After Amazon’s much-publicized 13 percent share slide at end January, following the release of its 4Q2015 quarterly results, the company has announced a $5 billion buyback program to repurchase its own shares. “This stock repurchase authorization replaces the previous $2 billion stock repurchase authorization, approved by the Board of Directors in 2010,” as Amazon’s 8-K filing says. “The program allows the Company to repurchase its shares opportunistically from time to time when it believes that doing so would enhance long-term shareholder value. The repurchase authorization does not have a fixed expiration.”
Seeking Alpha‘s Brian Nichols speculated that “the move was possibly nothing more than PR. However, if AMZN buys quickly and launches a larger program, it could have a profound effect on AMZN stock.” Apple, he added, has also seen huge share gains off the back of such buyback programs. According to Reuters, Amazon still “had $763 million remaining under the previous plan,” so obviously the latter had still left the company with ample cash in hand to invest in growth.

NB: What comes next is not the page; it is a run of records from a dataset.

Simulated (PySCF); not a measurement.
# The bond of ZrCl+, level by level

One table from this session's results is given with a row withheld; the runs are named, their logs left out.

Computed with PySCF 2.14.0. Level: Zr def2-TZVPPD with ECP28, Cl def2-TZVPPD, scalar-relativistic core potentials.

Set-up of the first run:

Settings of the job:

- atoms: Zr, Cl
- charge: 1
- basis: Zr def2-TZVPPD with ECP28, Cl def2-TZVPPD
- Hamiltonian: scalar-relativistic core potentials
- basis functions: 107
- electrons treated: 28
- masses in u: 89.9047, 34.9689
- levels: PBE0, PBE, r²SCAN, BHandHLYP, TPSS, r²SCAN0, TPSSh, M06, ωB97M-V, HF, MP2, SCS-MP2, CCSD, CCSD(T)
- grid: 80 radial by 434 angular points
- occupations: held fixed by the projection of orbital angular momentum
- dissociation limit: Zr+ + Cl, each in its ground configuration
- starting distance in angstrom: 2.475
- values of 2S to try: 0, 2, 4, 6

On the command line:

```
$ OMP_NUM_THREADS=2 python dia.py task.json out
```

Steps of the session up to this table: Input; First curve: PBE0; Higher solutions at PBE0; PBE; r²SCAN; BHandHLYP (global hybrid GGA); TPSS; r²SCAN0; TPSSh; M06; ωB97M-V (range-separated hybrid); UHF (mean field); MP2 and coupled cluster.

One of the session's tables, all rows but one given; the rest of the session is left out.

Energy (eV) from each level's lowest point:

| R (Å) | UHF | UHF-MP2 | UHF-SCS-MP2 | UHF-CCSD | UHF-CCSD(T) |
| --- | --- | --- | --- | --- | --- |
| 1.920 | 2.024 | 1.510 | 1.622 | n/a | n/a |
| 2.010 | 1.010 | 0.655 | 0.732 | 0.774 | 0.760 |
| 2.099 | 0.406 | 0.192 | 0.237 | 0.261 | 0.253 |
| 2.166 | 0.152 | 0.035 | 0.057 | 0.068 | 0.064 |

A share buyback serves as one alternative to a dividend to redistribute profits to investors. It also allows a company to take a bet on itself, counting on a later rebound in its share value. Needless to say, a statement of confidence on the order of $5 billion can be a self-fulfilling prophecy, convincing investors that the company must be sure of its future. In Amazon’s case, this already seems to have happened. As reported in The Street on Thursday, Amazon’s stock had already recovered almost 3 percent on the news. The same report also quoted Morgan Stanley’s evaluation that Amazon’s stock is still almost 10 percent undervalued at just over $504 per share, and might eventually rise to $800. If so, Amazon might soon be back to exactly where it was in January – and after that, the sky’s the limit.
Amazon’s move also shows what it thinks of the critics who assailed it for not turning a bigger, more consistent profit. With up to $5 billion on hand to reinvest in itself, or in growth, Amazon obviously thinks it has plenty of room to do either, as well as opportunistically rewarding its shareholders through the buyback process. Would any of the Amazon-haters want to take a $5 billion bet against that? Didn’t think so.